However, we would otherwise be completely ignorant of this period. Luke thus did us a huge service by not stopping with the end of his Gospel and by continuing to record the history of the early Church beyond Jesus’ death and resurrection.

He immeasurably enriched our knowledge of this period.


6) Where did Luke get his information for Acts?

As with the Gospel, Luke likely got his information for Acts from both written sources and from interviews with eyewitnesses and ministers of the word.

He also, notably, witnessed many of the events in the Gospel himself. This is indicated by what are known as the “we” passages in Acts—places in which the author speaks of what “we” did and where “we” went, indicating that the author was present for these events.

There are four such passages:

  • Acts 16:10–17
  • Acts 20:5–15
  • Acts 21:1–18
  • Acts 27:1–28

A written source that Luke likely used is a travel diary that was kept of Paul’s journeys. Luke himself may have been the author of this diary, though it may have been kept by someone else in the Pauline circle.

There are also three individuals who likely served as major sources for the book:

  • Peter (featured in Acts 1-6 and 9-12)
  • Philip the Evangelist (featured in Acts 8)
  • Paul (featured in Acts 9, 11, and 13-28)

The “we” passages indicate that he had frequent access to Paul, and we know he had access to Peter and Philip the Evangelist as well:

  • He would have had access to Peter during the two years that Paul stayed in house arrest in Rome (Acts 28:30), where Peter was also ministering.
  • He would have access to Philip the Evangelist during the two years that Paul stayed in custody at Caesarea Maritima (Acts 23:33, 24:27), where Philip the Evangelist lived (Acts 21:8-9).


7) When were Luke’s Gospel and Acts written?

They were written as companion pieces and dedicated to the same individual (Theophilius). They were thus likely written at the same time.

Since Acts cuts off suddenly in A.D. 60, before Paul has had a chance to appear before Caesar, this is likely when Acts was finished.

Both Luke and Acts were likely written at Rome in A.D. 59-60.


8) Did Luke have a hand in any of Paul’s letters?

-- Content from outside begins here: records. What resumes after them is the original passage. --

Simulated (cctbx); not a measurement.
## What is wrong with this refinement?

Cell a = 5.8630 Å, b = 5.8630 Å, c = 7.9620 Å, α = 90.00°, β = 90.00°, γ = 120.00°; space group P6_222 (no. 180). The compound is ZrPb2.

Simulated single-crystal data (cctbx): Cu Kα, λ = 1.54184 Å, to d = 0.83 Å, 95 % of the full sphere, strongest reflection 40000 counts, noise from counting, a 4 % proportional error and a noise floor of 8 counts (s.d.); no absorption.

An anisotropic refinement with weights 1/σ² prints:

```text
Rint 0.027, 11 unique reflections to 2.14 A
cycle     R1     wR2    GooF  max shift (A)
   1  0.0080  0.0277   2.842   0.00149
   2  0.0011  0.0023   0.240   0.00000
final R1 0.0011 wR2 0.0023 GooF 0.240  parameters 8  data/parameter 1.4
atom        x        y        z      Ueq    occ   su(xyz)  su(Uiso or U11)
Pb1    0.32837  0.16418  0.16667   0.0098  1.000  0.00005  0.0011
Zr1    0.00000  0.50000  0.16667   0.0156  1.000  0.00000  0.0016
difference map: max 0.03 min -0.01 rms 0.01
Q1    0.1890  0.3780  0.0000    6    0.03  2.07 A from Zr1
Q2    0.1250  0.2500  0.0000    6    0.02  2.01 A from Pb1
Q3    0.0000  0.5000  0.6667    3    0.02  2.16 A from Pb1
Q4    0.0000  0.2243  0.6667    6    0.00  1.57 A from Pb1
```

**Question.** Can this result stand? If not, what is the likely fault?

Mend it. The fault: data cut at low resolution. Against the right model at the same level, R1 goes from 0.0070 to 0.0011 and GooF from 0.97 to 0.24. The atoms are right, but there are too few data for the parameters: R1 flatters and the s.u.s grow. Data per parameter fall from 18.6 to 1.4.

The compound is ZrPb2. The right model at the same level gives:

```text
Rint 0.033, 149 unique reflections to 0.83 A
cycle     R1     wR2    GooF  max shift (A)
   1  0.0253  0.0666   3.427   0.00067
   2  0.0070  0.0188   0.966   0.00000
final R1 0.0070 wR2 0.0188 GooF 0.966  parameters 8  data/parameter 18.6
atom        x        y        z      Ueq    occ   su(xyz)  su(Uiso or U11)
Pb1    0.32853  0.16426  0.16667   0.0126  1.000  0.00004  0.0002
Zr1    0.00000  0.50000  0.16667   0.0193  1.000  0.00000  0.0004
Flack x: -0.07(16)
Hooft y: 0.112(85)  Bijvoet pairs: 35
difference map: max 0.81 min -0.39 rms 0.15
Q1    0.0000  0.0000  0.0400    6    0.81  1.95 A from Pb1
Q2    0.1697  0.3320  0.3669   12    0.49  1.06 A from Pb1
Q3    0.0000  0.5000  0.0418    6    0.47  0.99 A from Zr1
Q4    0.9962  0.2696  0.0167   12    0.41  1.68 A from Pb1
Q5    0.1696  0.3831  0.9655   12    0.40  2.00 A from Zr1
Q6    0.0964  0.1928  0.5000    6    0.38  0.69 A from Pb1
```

Luke is never named as one of Paul’s co-authors, but Paul frequently used secretaries in the process of writing his letters (see, e.g., Rom. 16:22).

Such secretaries—known as amanuenses—could be tasked with writing a letter on behalf of another, based on talking-points given to him by the one for whom he was writing.

Particularly when he was in prison, Paul may have used Luke in this capacity, and some have noted similarities in the style of Luke-Acts and some of the letters attributed to Paul—particularly the pastoral letters (1-2 Tim., Titus).

The fact that, in 2 Timothy, Paul says that “Luke alone is with me” (2 Tim. 4:11) may indicate that Luke was the scribe that Paul used to write this letter.

Although the book of Hebrews does not attribute itself to Paul, many have noted the similarity of the style of this book to Luke-Acts also, and Luke has been proposed as a possible author for it.


9) Was Luke a Jew or a Gentile?

Though some have argued that he was a Jew, it is normally thought that Luke was a Gentile. One of the reasons is that, in Colossians he is mentioned separately from those “of the circumcision”:

Aristarchus my fellow prisoner greets you, and Mark the cousin of Barnabas (concerning whom you have received instructions—if he comes to you, receive him), and Jesus who is called Justus. These are the only men of the circumcision among my fellow workers for the kingdom of God, and they have been a comfort to me. . . . Luke the beloved physician and Demas greet you [Col. 4:10-14].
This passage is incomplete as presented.